On Thu, Jul 15, 2010 at 3:22 PM, FT2 <ft2.wiki(a)gmail.com> wrote:
I have a few problems with the above thread too, but
perhaps different
ones.
Admins will naturally have a strong say in decisions being active
experienced users who have achieved wide respect and are often involved in
abuse and conduct related decisions. But they don't necessarily have
special
standing beyond any other users. While only an admin can actually block or
unblock someone, any user/s can open or involve themselves in the
discussion. As admins, they make important decisions but the community as a
whole has a right to become involved in those.
It is largely the community that is expected to self-manage. Admins have
areas they proactively act and are going to act like experienced active
users more than most, but this is not intended to marginalize the full
community. Far from it - anything that expects admins to act like
"custodians and decision-makers" to the point of overriding and
marginalizing the community will be a concern.

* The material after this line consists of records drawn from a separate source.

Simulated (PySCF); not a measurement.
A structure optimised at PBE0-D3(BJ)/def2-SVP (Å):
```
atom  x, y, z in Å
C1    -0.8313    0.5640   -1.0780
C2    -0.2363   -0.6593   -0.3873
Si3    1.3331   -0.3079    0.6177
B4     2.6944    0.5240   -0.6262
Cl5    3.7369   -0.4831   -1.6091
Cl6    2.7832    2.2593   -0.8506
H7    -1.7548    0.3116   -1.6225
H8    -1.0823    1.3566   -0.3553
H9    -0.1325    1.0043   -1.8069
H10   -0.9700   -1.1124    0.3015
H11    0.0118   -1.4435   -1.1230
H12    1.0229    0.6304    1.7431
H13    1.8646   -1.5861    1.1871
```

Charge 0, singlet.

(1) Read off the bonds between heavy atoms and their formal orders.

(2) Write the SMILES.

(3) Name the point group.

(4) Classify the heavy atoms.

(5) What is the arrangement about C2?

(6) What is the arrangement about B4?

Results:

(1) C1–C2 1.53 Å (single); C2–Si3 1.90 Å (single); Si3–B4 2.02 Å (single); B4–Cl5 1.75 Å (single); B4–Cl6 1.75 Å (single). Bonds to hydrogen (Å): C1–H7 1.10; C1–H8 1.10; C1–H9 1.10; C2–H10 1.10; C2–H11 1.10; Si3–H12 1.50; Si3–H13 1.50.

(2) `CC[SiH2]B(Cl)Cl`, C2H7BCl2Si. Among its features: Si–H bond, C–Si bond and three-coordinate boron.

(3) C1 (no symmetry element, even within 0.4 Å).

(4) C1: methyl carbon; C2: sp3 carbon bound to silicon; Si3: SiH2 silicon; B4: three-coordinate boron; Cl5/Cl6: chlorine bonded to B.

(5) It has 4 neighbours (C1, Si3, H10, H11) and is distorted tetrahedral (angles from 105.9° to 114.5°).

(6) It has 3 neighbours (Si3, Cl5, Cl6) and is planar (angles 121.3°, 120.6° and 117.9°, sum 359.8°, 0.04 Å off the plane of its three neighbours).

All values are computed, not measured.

So the above thread seems wrongly positioned. The first priority for admins
is to understand and exemplify the community's norms to a high standard.
Good judgment, good sense of what the project is about, what helps it, what
harms it. There are wide views on this so wide views in admins is expected.
But some things are basics. "Do no harm" to the community itself. Admins
who
can be relied on to judge calmly, be neutral, be fair, be a good "face of
Wikipedia" when they speak to new users who may be asking for help for the
first time.
Also admins need to be users who will make honest thoughtful judgments when
something is bad for the project or when a user or dispute comes to
attention. No cliques or putting friends and personal topics above the
project, no "emotional dramatica" - admins have to be trusted that way
moreso than for other users. But this is meaningless if they have the
wrong
initial attitude to adminship and the project in the first place.
Beyond that, everything else is secondary.
"Going with the flow" is a problem, but moreso is being an admin when one
is
not a good custodian of Wiki norms and has a basically substandard or poor
attitude on wiki basics.
FT2
This all sounds good, and comes off as straightforward -- and it would be,
if we lived in a world where "Wiki norms" were clearly defined and
universally accepted. The problem there is that there is a great deal of
disagreement about what those norms should be, as well as what should be
done in any particular case, and disagreement often leads to exactly the
kind of personal judgments about character and fitness to be an admin in
general that you make here: "These are the expected standards [chosen by me
- who else?], we need people who exemplify them, and if you don't either
because you can't or don't want to, you're not fit to be an admin and should
be desysopped." That is profoundly alienating in practice, and you cannot
win people over to your point of view when your approach is that
authoritarian -- and it is the "norm" on AN/I.
If I had to read minds, I'd guess that this is exactly what Jimbo was trying
to avoid when he said adminiship is not a big deal. Obviously, it has become
a big deal, but not for any good reason, and you're going to continue to
lose valuable contributors as long as this continues to be the standard.